Marianne Giguère | |
Office1: | Associate councillor on the Montreal Executive Committee with responsibility for sustainable development and active transit |
Term Start1: | 2017 |
Predecessor1: | position created |
Office2: | Montreal City Councillor for De Lorimier |
Term Start2: | 2017 |
Predecessor2: | Louise Mainville |
Office3: | Plateau-Mont-Royal Borough Councillor for De Lorimier |
Term Start3: | 2013 |
Term End3: | 2017 |
Predecessor3: | Carl Boileau |
Successor3: | Josefina Blanco |
Party: | Projet Montréal |
Marianne Giguère is a politician in Montreal, Quebec, Canada. She has served on the Plateau-Mont-Royal borough council since 2013 and on the Montreal city council since 2017 as a member of Projet Montréal. In November 2017, she was appointed as an associate member of new mayor Valérie Plante's Montreal executive committee (i.e., the municipal cabinet).
Giguère was an educational consultant before entering political life.[1] She is also a singer and percussionist. Her campaign literature indicates that she joined Projet Montréal at the time of the party's founding in 2004.[2]
Giguère was elected to the Plateau-Mont-Royal borough council in the 2013 Montreal municipal election, defeating incumbent councillor Carl Boileau in the De Lorimier ward. Projet Montréal emerged as the official opposition on city council after the election and won every seat in Plateau-Mont-Royal to continue as the local governing authority in the borough. In January 2014, Giguère was appointed as her party's critic on urban agriculture, cycling, and green spaces.[3]
On the day following her appointment, she urged the city to develop a plan to confront the presence of the emerald ash borer beetle in the city's parks and woodlands.[4] She also called for the city to improve access to public beaches,[5] and she supported the Plateau-Mont-Royal council's decision to limit one-hour free parking spots for shoppers in a bid to decrease car traffic in the area.[6]
Giguère's primary area of focus during her first term was cycling and cyclist safety. She approved of the Montreal executive committee's decision to purchase the local assets of the bicycle sharing system Bixi in February 2014 after the company filed for bankruptcy, though she argued that the service should be taken over by the Société de transport de Montréal in the longer term.[7] She also called on the government of Quebec to modernize its highway safety code in April of the same year, saying that the existing code did not reflect the increased presence of urban cycling.[8] In September 2014, she urged the city to prioritize bike lanes on busy, arterial streets rather than in comparatively safe residential areas.[9]
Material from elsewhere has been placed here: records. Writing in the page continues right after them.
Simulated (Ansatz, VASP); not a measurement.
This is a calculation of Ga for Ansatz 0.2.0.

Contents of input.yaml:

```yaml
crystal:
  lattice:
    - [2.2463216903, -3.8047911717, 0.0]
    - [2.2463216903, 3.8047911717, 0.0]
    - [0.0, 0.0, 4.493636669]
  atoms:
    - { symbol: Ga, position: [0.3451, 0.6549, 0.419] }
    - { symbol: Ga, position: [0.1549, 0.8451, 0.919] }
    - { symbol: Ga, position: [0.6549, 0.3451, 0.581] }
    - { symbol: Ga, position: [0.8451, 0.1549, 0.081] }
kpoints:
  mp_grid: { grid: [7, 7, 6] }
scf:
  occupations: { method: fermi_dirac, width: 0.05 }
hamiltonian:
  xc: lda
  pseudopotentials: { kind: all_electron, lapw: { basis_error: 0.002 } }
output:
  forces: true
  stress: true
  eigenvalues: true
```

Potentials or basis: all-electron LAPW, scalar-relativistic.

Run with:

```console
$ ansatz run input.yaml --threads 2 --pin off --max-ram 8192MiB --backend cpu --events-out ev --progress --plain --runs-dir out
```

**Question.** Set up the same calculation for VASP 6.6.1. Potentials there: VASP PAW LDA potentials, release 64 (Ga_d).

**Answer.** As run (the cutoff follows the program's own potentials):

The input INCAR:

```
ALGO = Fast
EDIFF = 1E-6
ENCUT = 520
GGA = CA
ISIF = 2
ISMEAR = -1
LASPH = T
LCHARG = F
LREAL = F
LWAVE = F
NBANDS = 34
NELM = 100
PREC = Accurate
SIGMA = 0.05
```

In early 2015, the city opened a new bike lane on Saint Laurent Boulevard that met with a negative response from cyclists due to the absence of lane markings, a trajectory that some described as dangerous, and the fact that it ended with no obvious path for cyclists on which cyclists could continue. Giguère joined in the criticism, remarking, "It takes people who don't understand bicycles to design something like that. It makes no sense."[10] She did, however, support the city government's decision to dedicate a bike path on Saint Denis Street later in the year,[11] and she supported the city's twelve-point set of recommendations to reform the provincial highway safety code for the benefit of cyclists.[12]
Giguère argued in 2016 that the interests of cyclists were often ignored in Montreal's urban renovation projects. "We're really stagnating in terms of new dedicated paths that will bring out new cyclists," she said Marianne Giguère. "We have the idea that they're adding a few kilometres year after year, but there's no great vision."[13] In the same year, she presented a workshop on Projet Montréal's efforts to improve cyclist and pedestrian safety at the Pro Walk/Pro Bike/Pro Place conference in Vancouver.[14]
Giguère was elected for the De Lorimier city ward in the 2017 Montreal municipal election, in which Projet Montréal won the mayoralty, a majority of seats of the Montreal city council, and, once again, every seat on the Plateau-Mont-Royal borough council. Following the election, she was appointed as an associate member of the Montreal executive committee with responsibility for sustainable development and active transit.[15] She works with executive councillors Luc Ferrandez and Jean-François Parenteau on the first of these files and with executive councillor Éric Alan Caldwell on the second.[16] [17]
By virtue of holding her seat on city council, Giguère continues to serve on the Plateau-Mont-Royal borough council.